Uncertainties remain, however, regarding both background PM10 (such as from inter-annual weather differences) and PM10 levels at sensitive premises due to error factors in the modelling.
Mr Hardy also submitted that it was possible that future external events in background air quality, such as a series of large bushfires or changes in rainfall, could mean air quality standards and the outcomes for particulates, which were properly but imperfectly modelled for the proposal, are not necessarily achieved over any one year. Such circumstances, which would be entirely beyond the control of the applicant should be, he submitted, properly contemplated and pragmatically acted upon.
There may also be ongoing regulatory problems with regard to dust emissions from nearby facilities, already the subject of many community complaints and concerns. There appears to be no wider prospect of regulatory control for cumulative PM10 levels at dust-generating sites. The NEPM is a public health standard, not a regulatory criterion for licensing purposes.

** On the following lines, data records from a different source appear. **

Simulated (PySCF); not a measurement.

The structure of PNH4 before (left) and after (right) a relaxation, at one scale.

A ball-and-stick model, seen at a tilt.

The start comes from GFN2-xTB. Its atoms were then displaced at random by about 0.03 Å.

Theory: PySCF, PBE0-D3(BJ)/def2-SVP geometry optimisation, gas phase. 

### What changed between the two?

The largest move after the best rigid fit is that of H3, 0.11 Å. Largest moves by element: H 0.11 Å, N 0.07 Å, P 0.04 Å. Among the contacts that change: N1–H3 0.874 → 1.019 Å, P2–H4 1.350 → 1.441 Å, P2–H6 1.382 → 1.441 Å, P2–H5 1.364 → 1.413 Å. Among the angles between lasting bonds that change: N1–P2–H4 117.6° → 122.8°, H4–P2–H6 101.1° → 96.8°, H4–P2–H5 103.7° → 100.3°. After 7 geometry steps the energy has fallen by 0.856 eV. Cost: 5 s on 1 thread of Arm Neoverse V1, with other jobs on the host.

The Tribunal has therefore not been given any satisfactory assurance that ambient air quality in the locality will necessarily improve over time rather than deteriorate further.
The Tribunal accepts the City's contention that it is possible that air quality, measured by PM10 levels at the sensitive premises, may not comply with the NEPM with the plant at full production throughput. Even so, importantly, the experts' evidence suggests that any 'threat of serious or irreversible environmental damage' from Ransberg's proposals could be avoided by proper management of the operation.
Any failure to control emissions is very likely to impact upon PM10 levels at sensitive receptors downwind. The Tribunal accepts Ransberg's concession to the effect that the applicant must, and would, carry all the operational risks. To this end, the risk of unacceptable emissions would be further reduced if the plant's operations were subject to conditions that set maximum acceptable onsite dust levels and stipulated when operations would be suspended or shut down. This would occur when continuous monitoring of ongoing emissions and ambient air quality triggered threshold mechanisms.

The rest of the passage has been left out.